Cloud computing isn’t the death knell for IT channel companies, but it is creating a whole new set up challenges for firms offering manager IT services to their customers.
“We’ve been using the cloud for a long time,” Rex Frank, founder and president of Sea-Level Operations, a Covington, Wash.-based firm focused specifically on the IT managed services industry, said during a panel discussion of the CompTIA MSP Partners Community Monday at Breakaway 2012.
“I don’t think the cloud is going to make us go away in any way,” he continued. “It’s our responsibility to leverage the cloud for our customers when it’s appropriate.
“The cloud is another type of service that everyone on this room can offer,” concurred Michael Minnich, chief executive officer, NetGain Information Systems, Bellefontaine, Ohio, a, provider of IT cloud and managed services.

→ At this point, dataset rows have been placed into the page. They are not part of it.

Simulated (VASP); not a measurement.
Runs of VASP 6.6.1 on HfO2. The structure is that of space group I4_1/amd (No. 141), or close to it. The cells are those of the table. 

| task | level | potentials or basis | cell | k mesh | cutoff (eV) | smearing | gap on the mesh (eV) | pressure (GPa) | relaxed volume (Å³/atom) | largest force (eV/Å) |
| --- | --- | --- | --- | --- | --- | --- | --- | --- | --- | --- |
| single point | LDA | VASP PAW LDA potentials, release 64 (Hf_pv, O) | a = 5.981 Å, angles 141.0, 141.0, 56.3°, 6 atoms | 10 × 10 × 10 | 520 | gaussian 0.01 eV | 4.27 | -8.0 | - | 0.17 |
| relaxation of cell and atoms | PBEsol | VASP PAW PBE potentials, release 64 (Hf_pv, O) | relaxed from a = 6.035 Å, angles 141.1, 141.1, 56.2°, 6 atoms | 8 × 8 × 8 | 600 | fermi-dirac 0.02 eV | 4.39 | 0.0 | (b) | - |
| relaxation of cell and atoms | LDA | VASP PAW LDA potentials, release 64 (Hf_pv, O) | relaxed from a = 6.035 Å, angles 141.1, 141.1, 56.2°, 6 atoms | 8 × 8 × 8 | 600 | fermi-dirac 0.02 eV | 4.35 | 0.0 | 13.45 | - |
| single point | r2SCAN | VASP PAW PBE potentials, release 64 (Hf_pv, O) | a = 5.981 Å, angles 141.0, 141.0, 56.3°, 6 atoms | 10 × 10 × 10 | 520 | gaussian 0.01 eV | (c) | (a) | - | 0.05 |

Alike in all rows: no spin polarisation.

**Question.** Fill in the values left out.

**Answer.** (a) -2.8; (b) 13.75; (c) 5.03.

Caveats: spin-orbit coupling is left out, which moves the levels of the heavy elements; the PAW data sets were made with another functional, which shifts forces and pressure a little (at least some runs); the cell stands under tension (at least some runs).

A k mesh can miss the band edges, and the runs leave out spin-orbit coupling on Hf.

“The challenge is how do you offer it? Is it through a local cloud that you manage or are you a cloud broker re-selling someone else’s service? It’s not a threat as much as it is an opportunity.”
But while it may be simply another way to deliver technology services to customers, one of the big changes brought on by the cloud is what happens – and who is responsible – when something goes wrong.
“Are the cloud vendors in it with me, or is it ‘Hey, good luck with that,’” said Vince Tinnirello, chief executive officer, Anchor Network Solutions Inc., a Lone Tree, Colo., MSP.
The most important factor in being prepared for the inevitable service outage is in having clear, comprehensive service level agreements (SLAs) with cloud vendors and partners, which can then be turned into customer SLAs.
“It’s not just reading what they hand you, but understanding it and questioning it if necessary,” said Wendy Frank, president, Accell Security Inc., Birdsboro, Pa. “The right way to do things is to have separate SLAs for each service you offer. It may seem like a lot to manage, but it’s the right way to go.”
Panel moderator Amy Luby, global SMB product and solution marketing manager for Trend Micro, noted that the challenge is made more complicated because so in their rush to get into the cloud market, many companies have failed to give sufficient through to SLA requirements and pricing models.
Mobile Device Management: Hype or Happening?
The managed services panel also discussed opportunities in the mobility market, including whether mobile device management is reality or hype.
Speakers and panelists said that today’s opportunities in mobile fall into a handful of categories. Mobile access and integration with existing desktop applications; and security, such as the ability to remotely wipe data from a lost or stolen device are two examples. There also are opportunities in specific markets, such as healthcare, where there is high usage of handheld and mobile devices and a great need for high levels of security.